Photo by RapidEye, Courtesy of iStock Photo

You make decisions all day long, from when you rise until drifting off to sleep at night. And even then, you may wrestle with problems while dreaming and pulling information from your subconscious to help out.

Most of the time, the daily decisions go on automatically. However, the big ones that have a more significant impact are the ones that grab your attention and hold it until you finally decide to take a leap and commit to something.

Sometimes this process doesn’t go easily because of anxiety, fear, or too many choices that circulate in your mind and keep you in limbo. Yet, you still have to decide. So how do you get over that hump?

Today I’m giving you some guidelines to help smooth out the process. But first, let’s talk a little about your brain.

A Little Background

Before you get into the actual decision-making process, it helps to understand how your brain works and what conditions are most conducive to helping it function well.

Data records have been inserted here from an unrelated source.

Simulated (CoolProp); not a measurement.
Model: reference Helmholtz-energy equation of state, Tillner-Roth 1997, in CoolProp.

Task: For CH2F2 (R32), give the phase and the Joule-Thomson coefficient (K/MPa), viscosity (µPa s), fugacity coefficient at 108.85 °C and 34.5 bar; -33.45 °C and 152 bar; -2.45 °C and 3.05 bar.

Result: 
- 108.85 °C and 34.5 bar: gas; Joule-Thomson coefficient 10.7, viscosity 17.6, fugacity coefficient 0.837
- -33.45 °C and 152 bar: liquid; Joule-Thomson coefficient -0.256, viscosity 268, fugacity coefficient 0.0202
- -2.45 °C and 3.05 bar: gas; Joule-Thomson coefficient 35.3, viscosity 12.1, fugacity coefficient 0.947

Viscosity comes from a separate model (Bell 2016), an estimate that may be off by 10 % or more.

Your brain has a limited capacity.

I was making celery juice this morning, and as I watched the juicer working on the celery, it likened it to how the brain works when we fill it up. It can only process so much celery at a time, and if you try to jam more in, it gets stuck. If you cut the celery into small pieces and feed them in at a slow pace, it processes everything well, and the motor keeps churning smoothly without a hitch. But if you add pieces that are too large or fill the feed with too much at once, it stops working.

Your brain is the same way. You can overload it and bring it to a screeching halt.

Help your brain function better by doing this:

Get a whole night’s sleep.

Your brain goes through a wash and rinse cycle and clears out extraneous material when you sleep. This is an actual neurological process, not just a metaphor. There’s a physical component to it. When you don’t get enough sleep, brain trash accumulates, and you can’t think well.

Water it.

Your brain is roughly 73 percent water. It takes only 2 percent dehydration to adversely affect your attention and cognition. Drinking water can prevent that and help your brain work optimally.

Feed it.

In addition to water, your brain needs glucose to function. Glucose supplies the energy for your body, and your brain uses about 20 percent of your total body’s energy needs. You need to feed it properly, especially before working on any brain-intensive problem.

Clear mental clutter.

Get all the little daily decisions out of the way. All decisions use energy, even the small ones. When you decide what to wear and what to eat, whether to look on Facebook or check your email, or what show to watch, etc., you’re using up a limited supply of energy.

Do your best to automate and routinize these decisions, so you aren’t wasting your brain capacity on them. Don’t wait to decide what to wear to the office when you get up. Decide the night before. Clear your mental desk ahead.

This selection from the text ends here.